More transparency over UK prime property ownership needed to prevent fraud, campaigners say
Plans to create a public registry of the real owners of UK companies should be extended to make it clear who is behind the companies that own high-value London properties, Global Witness has said.
Plans to create a public registry of the real owners of UK companies should be extended to make it clear who is behind the companies that own high-value London properties, Global Witness has said.
The anti-corruption campaigning group said that it had uncovered evidence linking the ownership of “big chunks of Baker Street” to “a former Kazakh secret police chief accused of murder, torture and money-laundering”. It called on the UK government to investigate the ownership of these properties, and to make “systemic changes” to the way in which land ownership is registered in the UK.

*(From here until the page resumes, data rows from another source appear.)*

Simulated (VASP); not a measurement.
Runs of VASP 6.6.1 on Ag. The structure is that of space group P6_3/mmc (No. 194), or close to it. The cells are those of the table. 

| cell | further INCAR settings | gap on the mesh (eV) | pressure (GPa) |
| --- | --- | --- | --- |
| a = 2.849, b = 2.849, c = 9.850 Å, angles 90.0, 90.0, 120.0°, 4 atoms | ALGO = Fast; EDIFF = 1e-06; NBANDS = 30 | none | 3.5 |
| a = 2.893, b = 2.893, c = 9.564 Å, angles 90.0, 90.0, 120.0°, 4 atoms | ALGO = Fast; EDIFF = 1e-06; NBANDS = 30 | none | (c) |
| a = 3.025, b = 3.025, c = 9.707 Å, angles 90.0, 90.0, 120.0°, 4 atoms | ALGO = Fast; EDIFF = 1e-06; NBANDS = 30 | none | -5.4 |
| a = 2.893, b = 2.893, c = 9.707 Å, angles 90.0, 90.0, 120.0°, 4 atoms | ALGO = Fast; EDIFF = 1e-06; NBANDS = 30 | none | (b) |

Global Witness said that London’s high-
end property market was increasingly becoming “one of the go-to destinations to give questionable funds a veneer of respectability”. At least £122 billion worth of property in England and Wales is now owned by companies registered offshore, often in jurisdictions like the British Virgin Islands (BVI) and with only ‘nominee’ directors on file, it said.
“Our research shows property is a big blind spot in the UK’s anti-corruption fight, and that has dire consequences,” said Chido Dunn, a senior campaigner at Global Witness. “Some of the Gaddafi family’s stolen loot ended up in London – a famous example but far from a one-off. Unless we know who is behind these companies and where their money has come, the cash will keep pouring in.”
“This latest example shows the urgent need for transparency in the UK’s property market and its system of company ownership,” she said. “We need to be able to know who owns London’s properties and where the money to buy them came from.”
Global Witness called on the UK government to require companies that own UK property to tell the Land Registry who their beneficial owners are, and to work with the British Overseas Territories and Crown Dependencies on the creation of their own public registers of beneficial ownership. Real estate agents should also be made to carry out checks to make sure they know who is behind a company that is buying UK property, in addition to conducting anti-money laundering checks on sellers, it said.
The UK committed to the creation of a central registry of companies’ beneficial owners, meaning those that hold more than 25% of a company’s shares or voting rights, as part of its G8 presidency in 2013. The requirements will apply to all UK bodies corporate that currently register information on their members at Companies House, including limited liability partnerships, and the register will be made available for public inspection. It is due to be up and running next April.
Civil fraud and asset recovery expert Alan Sheeley of Pinsent Masons, the law firm behind Out-Law.com, said that the transparency improvements called for by Global Witness would “make it much more difficult for fraudsters to dissipate cash through offshore accounts and then, by way of offshore structures, buy assets including property in the UK and thereafter live off their ill-gotten gains”.
“Sophisticated civil fraud lawyers do know how to identify the ultimate beneficial owners through various types of disclosure orders in offshore jurisdictions, such as the British Virgin Islands,” he said. “However, this can be expensive as disclosure is usually sought from the offshore banks to ‘follow the money’ and thereafter the offshore trust companies that set up the trust structures directly to hold the onshore UK assets.”
“This all takes time and money; and in a modern society why should fraudsters be able to use these structures to place victims at a significant disadvantage and thereafter force them to spend their funds, which are usually scarce because of the fraud, to identify the ultimate whereabouts of funds that are possibly in the UK,” he said.